Is the Market Bound for Another Bottom?
Posted on: Jul 9th, 2009 | By Jonas Elmerraji | Filed under Stock Market Investing
There’s a debate brewing on Wall Street right now – it’s a fight over which way the market’s headed after it makes its way out of its current rut.
Tuesday morning on CNBC’s Squawk on the Street, anchors Mark Haines and Erin Burnett featured commentary from Phil Roth, Chief Technical Analyst at Miller Tabak. Roth explained that investors shouldn’t be fooled by the recent rally we’ve seen since the market hit its March 9 low of 666.79 – until stocks test their current levels, we could be seeing a bear market rally that could easily give back some of those gains.
CNBC’s Mark Haines was outraged. “The market’s moved more than 20% higher off the lows… 20% or more is a bull market. The benefit of the doubt has to go to the bull market,” exclaimed a frustrated Haines after Roth discounted the anchor’s opinion.
Who’s right?
Forget about what’s happening on TV – to make an informed opinion, we need to check out a chart…

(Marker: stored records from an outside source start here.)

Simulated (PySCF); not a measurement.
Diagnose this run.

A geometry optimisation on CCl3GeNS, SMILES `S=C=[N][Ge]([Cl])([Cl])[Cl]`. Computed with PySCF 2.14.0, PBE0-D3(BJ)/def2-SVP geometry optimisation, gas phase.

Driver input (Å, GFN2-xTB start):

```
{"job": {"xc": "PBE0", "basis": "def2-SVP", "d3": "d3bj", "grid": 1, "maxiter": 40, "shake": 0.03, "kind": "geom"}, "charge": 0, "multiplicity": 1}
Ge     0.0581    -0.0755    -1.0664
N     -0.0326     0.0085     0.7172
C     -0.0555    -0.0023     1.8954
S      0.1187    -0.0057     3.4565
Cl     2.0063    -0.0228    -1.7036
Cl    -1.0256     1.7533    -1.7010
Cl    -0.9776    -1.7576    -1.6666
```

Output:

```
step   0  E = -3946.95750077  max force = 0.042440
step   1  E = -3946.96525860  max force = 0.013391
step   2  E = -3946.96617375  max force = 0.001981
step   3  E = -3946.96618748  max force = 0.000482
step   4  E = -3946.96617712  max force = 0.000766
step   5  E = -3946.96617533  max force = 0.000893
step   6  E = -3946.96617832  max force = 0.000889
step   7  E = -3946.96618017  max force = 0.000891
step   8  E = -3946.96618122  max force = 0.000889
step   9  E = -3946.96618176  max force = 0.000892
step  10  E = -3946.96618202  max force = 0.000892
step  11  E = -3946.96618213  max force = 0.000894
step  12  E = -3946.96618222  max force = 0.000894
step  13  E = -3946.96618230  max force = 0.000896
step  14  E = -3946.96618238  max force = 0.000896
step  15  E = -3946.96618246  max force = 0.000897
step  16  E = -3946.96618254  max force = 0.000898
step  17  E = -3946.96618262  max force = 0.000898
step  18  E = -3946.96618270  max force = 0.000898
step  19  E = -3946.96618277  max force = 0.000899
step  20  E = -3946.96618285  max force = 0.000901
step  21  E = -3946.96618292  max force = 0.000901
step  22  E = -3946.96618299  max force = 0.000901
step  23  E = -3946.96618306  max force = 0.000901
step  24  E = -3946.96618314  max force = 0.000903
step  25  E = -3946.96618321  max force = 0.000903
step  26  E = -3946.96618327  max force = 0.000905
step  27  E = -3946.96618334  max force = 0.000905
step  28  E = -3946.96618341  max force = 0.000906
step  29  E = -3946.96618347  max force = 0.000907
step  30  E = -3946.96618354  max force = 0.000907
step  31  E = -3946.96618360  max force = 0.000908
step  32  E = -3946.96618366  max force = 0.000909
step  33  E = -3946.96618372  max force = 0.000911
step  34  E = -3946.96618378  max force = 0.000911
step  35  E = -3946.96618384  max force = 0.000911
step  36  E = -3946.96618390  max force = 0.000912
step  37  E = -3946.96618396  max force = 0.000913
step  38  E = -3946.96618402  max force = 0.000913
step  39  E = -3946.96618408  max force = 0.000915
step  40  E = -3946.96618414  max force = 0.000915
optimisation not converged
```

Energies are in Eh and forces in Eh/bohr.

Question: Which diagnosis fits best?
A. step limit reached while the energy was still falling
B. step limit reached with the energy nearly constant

Above is a look at the S&P 500 from last summer (before the market crumbled beneath us in October) to present. What’s initially clear from the S&P’s price action is the fact that between market bottom on March 9 and May 8 the movement was almost exclusively up.
That’s no surprise given just how oversold the market was in March.
Ever since then, the market has traded flat, bouncing around in a channel, and making investors sitting on gains from the last few months very nervous.
What should make investors more nervous is the potential for a bearish “head and shoulders” pattern forming on the S&P right now…

If the S&P decisively breaks through the shoulder level above, we could easily see a drop to around 852 before it encounters any kind of support. Luckily, the downside risk is relatively shallow right now, but that could change alongside market conditions.
This week, we’ve seen a slew of negative reports that seem to indicate the economy isn’t quite as strong as many investors thought – jobs numbers were dismal on Monday alongside slipping oil prices for starters. As earnings season kicks off, good income numbers could be the only thing that keeps us from tumbling further… more on that in a minute…
Taking on Multiple Timeframes
One of the strongest technical confirmations of where the market’s going can be found by looking at multiple timeframes. While things look nasty on the 12-month chart we looked at above, how are things positioned shorter-term?

Over the course of the last two months, the bulls have clearly been losing ground through two increasingly drastic downward movements. That seems to suggest that our medium-term downtrend is holding in “bear mode”.
While the possibility that we’ll experience a new market bottom is doubtful at present, the possibility that the stock market will continue to fall over the course of the next month or two is quite likely.
Making Money with ETFs
Even though things look unappealing for most companies’ share prices right now, there is a glimmer of hope for investors who want the rally to continue.
It’s earnings season, and strong numbers from a few of Wall Street’s darlings could do a lot to change investors’ fortunes. Right now, the economy’s fundamentals are weak, and earnings expectations are muted. If big names on Wall Street can beat analyst expectations, it’s quite likely that the market can put the brakes to its slide.
That said, there are plays to be made regardless of where the market’s going – and ETFs provide one of the best ways to pull down gains right now.
ETFs – or Exchange Traded Funds – are essentially baskets of securities that trade on major exchanges. Think of them as mutual funds that trade like stocks. But unlike mutual funds, ETFs can get you a part in almost any market imaginable… Even commodities like gold and oil, and emerging market stocks.
I’ll let you in on some interesting ETF strategies in the coming weeks. Until then, I’ll continue to keep you updated on what’s going on in this wild market.